The hearing followed a move by Mayor Vincent C. Gray last month to sharply scale back immediate plans to build a 22-mile streetcar network crisscrossing the city. Instead, transportation officials are working with teams of outside contractors on a contract to build a more limited system, with an option for more if additional funding can be found. Council Chairman Phil Mendelson (D) led an effort in May to essentially cut planned streetcar funding in half.
Brown noted that new estimates from the city’s planning office show hundreds of millions of dollars in increased tax revenue would come from adding streetcar lines. But Wells knocked what he said has been “the lack of creative engagement with the community and land use planning” along planned streetcar lines.
Wells was also concerned that Gray’s budget did not include a so-called “value capture” plan, which would allow the city to tap more directly into those expected future revenues. Under such an arrangement, land owners would pay a higher tax rate to help build the streetcar lines since doing so would boost their land values.
Such a plan would need a boost from the landowners themselves, who could push for the idea by telling the council: “We want to be taxed on the increased value of our land,” Wells said. Instead, he added, the business community failed to rally behind the effort. “You could have heard a pin drop when the funding was cut,” Wells said.

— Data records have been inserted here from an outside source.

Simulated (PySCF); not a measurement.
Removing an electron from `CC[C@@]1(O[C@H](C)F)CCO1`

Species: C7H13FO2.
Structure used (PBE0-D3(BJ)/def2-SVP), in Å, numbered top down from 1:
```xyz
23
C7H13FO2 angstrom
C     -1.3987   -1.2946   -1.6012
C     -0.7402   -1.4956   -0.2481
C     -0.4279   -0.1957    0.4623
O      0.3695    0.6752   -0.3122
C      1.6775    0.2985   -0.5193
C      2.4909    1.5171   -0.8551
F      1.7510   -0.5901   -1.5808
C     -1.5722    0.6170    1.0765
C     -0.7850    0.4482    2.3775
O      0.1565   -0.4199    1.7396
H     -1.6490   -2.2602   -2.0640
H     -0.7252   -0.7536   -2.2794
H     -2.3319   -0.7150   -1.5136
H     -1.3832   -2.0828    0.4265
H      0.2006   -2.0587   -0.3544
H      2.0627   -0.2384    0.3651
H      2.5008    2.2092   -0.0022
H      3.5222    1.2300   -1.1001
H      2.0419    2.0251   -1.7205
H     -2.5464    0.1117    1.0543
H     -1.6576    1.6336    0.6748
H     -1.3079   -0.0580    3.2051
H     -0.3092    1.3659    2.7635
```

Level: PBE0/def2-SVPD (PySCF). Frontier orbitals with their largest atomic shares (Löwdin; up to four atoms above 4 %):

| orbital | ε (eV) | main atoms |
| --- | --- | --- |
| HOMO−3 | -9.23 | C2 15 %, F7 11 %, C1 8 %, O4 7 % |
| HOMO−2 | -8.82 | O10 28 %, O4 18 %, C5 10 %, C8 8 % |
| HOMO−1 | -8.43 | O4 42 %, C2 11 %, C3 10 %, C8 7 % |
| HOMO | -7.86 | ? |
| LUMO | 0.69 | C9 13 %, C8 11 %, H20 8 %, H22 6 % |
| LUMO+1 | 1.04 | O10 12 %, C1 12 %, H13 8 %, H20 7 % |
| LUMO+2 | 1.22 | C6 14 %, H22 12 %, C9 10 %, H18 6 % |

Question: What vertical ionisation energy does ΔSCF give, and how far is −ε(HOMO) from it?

Council members Mary M. Cheh (D-Ward 3) and David Grosso (I-At Large) joined in the grilling of transportation officials, with Cheh decrying what she called “an organizational mishmash over at DDOT,” characterized by ad hoc decisions. “It drains confidence,” Cheh said.
Brown provided additional details about the timing of three planned extensions the city could build under current projected funding levels. The Benning Road extension east of the existing line would be under construction from fiscal year 2017 to 2019. A line west from Union Station to Georgetown would be built from 2019 to 2024. And a southeast-southwest line would follow from 2027 to 2030, he said.
A north-south line connecting Takoma and the Buzzard Point area would come when resources are available, Brown said.
Ben Klemens, who lives near that would-be line, said many, though not all, of his neighbors still support that line and want to see it built sooner rather than later.
“Our neighborhood grew up in the streetcar era, thanks to thousands of residents and builders who thought Shaw was the perfect location for a lifestyle built around taking the streetcar to work and shop,” Klemens said. He said “streetcar pessimists” warn that streetcars are too slow for commuting.
“But even that would be a great addition to Georgia and 14th and U streets,” he said. “I would love to be able to tell bar hoppers from Maryland that they could park further up on along Georgia Avenue toward Silver Spring and take a smooth ride to our neighborhood.”